Interest in historiography tends to peak in periods when there are attempts to go beyond the ‘common sense’ or conventional practices of historical research and writing. This conventional approach may be characterised as the pragmatic, or Anglo-empirical tradition. It can include positivist elements. Normally it assumes that good historical analysis requires relative freedom from hypotheses arising from social theory and that clear evidence should underwrite the narratives and interpretation of  historical phenomena. The ‘truth’ of historical phenomena is discoverable given highly skilled research efforts. This tradition regards the application of ‘theory’ as likely to contaminate analysis, interfering with what the evidence may have to tell the historian.

Another controversy in the historiography concerns ‘presentism’. Allowing contemporary preoccupations and questions to set research and writing agendas may be criticised as ‘presentist’. The critics argue that the possibility of an authentic understanding of the past is likely to be disrupted by allowing  contemporary questions and understandings to shape the study of the past.

Arguably much of the historical thinking outlined above was simply blind to its own assumptions, indeed theoretical foundations. This tradition is sometimes characterised as the Whig, liberal or progressive tradition. In this tradition there is an assumption that some topics are more worthy of study than others and that some evidence is more legitimate than others—and that educational history in particular is a story of improvement or progress. Associated with the tradition was an absence of interest in innovative research methodologies.

The remainder of this entry discusses significant historiographical influences for the history of education as practised in Australia. The work of most historians may be described as ‘genealogical’ in character, that is each of their arguments, methodological approaches, styles of writing and topics explored, have a history of their own. Historians usually engage with an existing literature (another meaning of ‘historiography’) on the topics and eras they research.

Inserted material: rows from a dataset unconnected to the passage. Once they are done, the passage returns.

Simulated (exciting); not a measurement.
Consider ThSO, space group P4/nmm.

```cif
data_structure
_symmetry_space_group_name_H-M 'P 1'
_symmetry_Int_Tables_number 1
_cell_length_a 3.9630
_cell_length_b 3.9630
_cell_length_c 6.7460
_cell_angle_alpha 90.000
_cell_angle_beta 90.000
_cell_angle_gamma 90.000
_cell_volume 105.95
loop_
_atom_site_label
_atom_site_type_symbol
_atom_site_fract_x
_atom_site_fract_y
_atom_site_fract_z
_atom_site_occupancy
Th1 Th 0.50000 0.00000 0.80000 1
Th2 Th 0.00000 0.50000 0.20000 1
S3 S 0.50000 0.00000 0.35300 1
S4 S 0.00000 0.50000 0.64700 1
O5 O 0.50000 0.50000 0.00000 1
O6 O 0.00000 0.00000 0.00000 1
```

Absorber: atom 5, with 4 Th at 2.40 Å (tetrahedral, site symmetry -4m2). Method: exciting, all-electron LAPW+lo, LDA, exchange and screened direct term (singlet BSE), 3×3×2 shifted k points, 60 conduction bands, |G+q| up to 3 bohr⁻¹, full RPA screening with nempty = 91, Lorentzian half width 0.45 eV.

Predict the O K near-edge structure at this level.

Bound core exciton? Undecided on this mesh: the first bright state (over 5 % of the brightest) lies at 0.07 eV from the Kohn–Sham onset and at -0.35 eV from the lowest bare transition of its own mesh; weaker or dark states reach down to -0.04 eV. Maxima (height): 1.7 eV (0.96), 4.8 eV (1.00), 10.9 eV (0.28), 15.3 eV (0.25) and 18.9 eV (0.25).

Mastering this existing literature allows the recognition of its strengths and weaknesses, and the identification of issues with which it may have failed to engage. Historiographical study is therefore an essential part of developing new and better explanations of historical phenomena. As Peter Burke’s History and Social Theory (2005) suggests, the judicious consideration of relevant social theory may also make a considerable contribution to the developing historiography.

Historiographical movements, traditions and influences

Whig, liberal and progressiveAustin

This tradition has been responsible for a great number of works in the history of education, in fact it may be considered the dominant tradition. In general the themes it develops concentrate on progressive reform in schooling and education. In the process it often privileges the biographies and contributions of the builders of institutions and school systems. These are usually male. It concentrates on the beneficial effects of such work. It often traces the expansion of systems of public education as a force for the improvement of populations, economic development, educational opportunity and nation-building in general. Better examples of writing in this historiographical tradition, considered so by their plausibility of argument and skilled use of evidence, perhaps include sympathetic discussion of those who opposed ‘progress’.

Most commissioned histories of schools and other educational institutions and systems, fall into this Whig tradition. Many lack critical focus as systems or school leaders and builders are praised for their contributions.

With its concentration on successful institutions, especially, but not only those providing public education, this historiographical tradition has come under sustained criticism since the early 1970s. An early source of criticism was provided by those who felt that significant populations, such as working class, women, Indigenous, disabled and other ethnic or cultural minorities, were ignored, misrepresented or misunderstood.

This is not to say that this tradition has not added substantially to our knowledge and understanding of Australian educational history. An early formulation of the dominant argument, that necessary and accessible public education arose from the morass of religious denominational provision can be found as early as 1853 with the publication of George Rusden’s polemic on the virtues of national education. Further, the biographies of leaders such as Peter Board, George Higginbotham, George Rusden, Frank Tate, William Wilkins and Harold Wyndham produced by historians of education provide essential knowledge about the origins and character of Australian educational institutions. Most of the older studies that constituted the Australian historiography concentrate on the contests between churches and state in the building of systems of education, and then the building of the educational state. Work by historians A.G. Austin, J. S. Gregory, Gwyneth Dow, Richard Ely, R. J. W. Selleck and Denis Grundy contribute to this historiography.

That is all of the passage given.